The words are short enough to be reproduced in full: the first, which I chose for Sunday 12th December, is ‘Lord, hear our cry / Listen to our prayer’.  It could be used with everyone singing those words, but the suggestion is that the cantor (worship leader, or whoever is reading the prayers) sings the first part, with everyone else responding ‘Listen to our prayer’.  Or it could be used in open prayer, where anyone who has been praying from the heart (the best form of prayer!) using ‘Lord hear our cry’ as a signal for others to respond.

The second one, which I chose for the 13th but which our own church music leader happened to pick for Sunday worship today, is ‘Through our lives and by our prayer, your kingdom come’.  This one is in four part harmony so is more suited to being used by a rehearsed music group, although it could of course be sung in unison or by a single voice. Our vicar introduced the response to each section of the intercessions by saying ‘until your kingdom comes…’. 

The reason such chants exist (and we will be using others for each of the next few days) is that prayer in church should be that of the whole people. Where some traditions including many Church of England congregations have a small rota of people speaking the prayers, a said or sung response to each prayer means that everyone can add their voice.  It’s not surprising that the term ‘petition’ is sometimes used for these prayers that ask God to do something about a problem, as it is for when a large number of people sign a document asking a worldly authority to do the same.  The difference is that God has promised always to take notice of our petitions, although his action in response, with his infinite knowledge of past, present and future, might not always be what we ask or expect.

One thought on “Sending our petitions to God”

  1. Over the next few days we will be using a number of these short refrain-songs as responses to prayer: I am planning to incorporate them as responses to prayers at the end of Morning Prayer.

    I have always tried to structure the prayers on these Morning Prayer-type occasions as (i) responses to what has come earlier in the service – the bible readings (Psalms, OT and NT) and other externally-driven elements (in the last year that has meant the hymns that Stephen has chosen), (ii) other concerns of the world, church and people’s personal circumstances, (iii) collects (usually the Collect of the Day, but sometimes also the set prayers in the book) and (iv) the Lord’s Prayer and some kind of conclusion (perhaps the Grace) or dismissal. In the YouTube version of Morning Prayer I made a deliberate decision to make the service “participative” in the sense that viewers would be expected to do some parts of it for themselves: they would have to pause the video to read the readings (Psalms, OT and NT) and to formulate their own prayers in section (ii) above – for otherwise there would be the danger that they’d simply watch passively and not actually engage with God. Morning Prayer is supposed to be an encounter with God, not an entertainment to be enjoyed.

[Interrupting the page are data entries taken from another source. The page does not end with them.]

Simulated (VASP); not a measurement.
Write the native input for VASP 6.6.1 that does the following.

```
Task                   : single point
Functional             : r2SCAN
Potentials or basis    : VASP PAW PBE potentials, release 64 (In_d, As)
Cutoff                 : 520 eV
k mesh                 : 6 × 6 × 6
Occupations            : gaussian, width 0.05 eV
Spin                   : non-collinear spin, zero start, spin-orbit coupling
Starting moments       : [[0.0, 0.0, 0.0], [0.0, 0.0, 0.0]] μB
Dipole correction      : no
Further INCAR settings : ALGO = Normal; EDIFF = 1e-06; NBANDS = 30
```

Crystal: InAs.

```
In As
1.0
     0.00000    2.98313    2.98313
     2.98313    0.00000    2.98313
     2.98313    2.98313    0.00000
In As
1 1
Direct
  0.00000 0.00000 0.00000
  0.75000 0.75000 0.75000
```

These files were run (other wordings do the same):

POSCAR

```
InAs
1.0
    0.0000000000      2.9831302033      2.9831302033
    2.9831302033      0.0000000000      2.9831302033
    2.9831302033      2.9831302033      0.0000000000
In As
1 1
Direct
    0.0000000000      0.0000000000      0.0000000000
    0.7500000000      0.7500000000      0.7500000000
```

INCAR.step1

    About these five refrain-songs, I suppose the thing I miss is the Cranmer theology that “it is only through Jesus that we have access to the Father”, and therefore our prayers should finish with the collect-style reminder (if only to ourselves) that we are praying ‘through Jesus Christ our Lord’. So his collects almost all finish with that clause (although some of them have an extended “who liveth and reigneth with thee in the unity of the Holy Spirit: one God now and for ever” or similar ending).

    To express the point more extremely than I really mean – the trouble with these five songs (205-209) on the double-page spread of the book is that none of them is explicitly Christian as such: they all proceed on the basis that if we ask nicely God will hear us. But the bible’s doctrine is that our sins have made a barrier between him and us so that he CANNOT hear (Isaiah 59:2), and that there is a chasm fixed between us and him: he is of purer eyes than to behold iniquity (Hab 1:13), and that only by Christ can that barrier / chasm be removed. The issue in prayer is not really that of saying a “pretty please” to God, but rather of surmounting this barrier. All five of them could be prayed by a loyal member of a different world faith, and the only one of them that moves closer to Cranmer’s position is 207 “Lord in your mercy hear our prayer” – which does at least make its appeal on the basis of God’s character rather than on the basis of our deservingness to be heard.

    I don’t want to denigrate the positives listed by Stephen – I think responses such as these can help penetrate our feelings, encourage us in corporate prayer, serve as reminders to us that we have a God eager to hear and answer: these are all true, and many people find them helpful. But at the end of the week, after using these five refrains, I suspect that I will feel a sense of relief that I can get back to “through Jesus Christ our Lord. Amen” – for the heart of Christian prayer is the access to God given by Jesus. Now there is someone worth focusing on whilst we pray!